The slow decline of Ehud Olmert’s political career just turned uglier. Yesterday the central committee of Olmert’s Kadima party voted to set primaries for mid-September, an internal election that will almost certainly see Olmert’s replacement as both party leader and Prime Minister, even if there are no national elections. One Kadmia MK referred to him as “a corpse that has has already started to stink and needs to be removed as soon as possible.”
Olmert, for his part, will not go down quietly. According to a report in the Jerusalem Post, in a closed meeting he referred to Foreign Minister Tzipi Livni, one of the leading candidates to replace him, as a “backstabbing liar,” who is the least qualified of the candidates, and who, he a lleges, gave false testimony to the Winograd Commission that investigated the 2006 Lebanon war.

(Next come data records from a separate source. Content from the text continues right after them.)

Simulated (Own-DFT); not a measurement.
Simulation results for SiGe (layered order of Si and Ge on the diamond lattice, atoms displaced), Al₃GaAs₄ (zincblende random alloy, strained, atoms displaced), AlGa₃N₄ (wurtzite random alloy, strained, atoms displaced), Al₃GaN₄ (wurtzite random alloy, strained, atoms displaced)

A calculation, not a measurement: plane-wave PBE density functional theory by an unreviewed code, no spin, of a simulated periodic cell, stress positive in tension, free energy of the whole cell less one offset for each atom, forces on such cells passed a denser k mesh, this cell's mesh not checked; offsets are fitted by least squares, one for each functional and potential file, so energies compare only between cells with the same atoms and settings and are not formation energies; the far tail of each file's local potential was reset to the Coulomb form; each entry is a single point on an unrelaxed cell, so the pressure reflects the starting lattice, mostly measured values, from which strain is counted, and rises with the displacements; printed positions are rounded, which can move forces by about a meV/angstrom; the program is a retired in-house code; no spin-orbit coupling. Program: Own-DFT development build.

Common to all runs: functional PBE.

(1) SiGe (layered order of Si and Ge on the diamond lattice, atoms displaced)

Sources close to Olmert say that he is holding off before announcing he will not run, that he wants to “wait until the last possible moment to announce that he is not running in order to minimize the time that he would be considered a lame duck.” But one has to ask: With such awful blood between the Prime Minister and Foreign Minister, with a super-serious criminal investigation coming to dominate his schedule, with his own party barely surviving repeated no-confidence motions in the Knesset, and with the looming threats of a re-arming Hizbullah, a nuclearizing Iran, and a possible economic slowdown — aren’t we already there? Isn’t it time?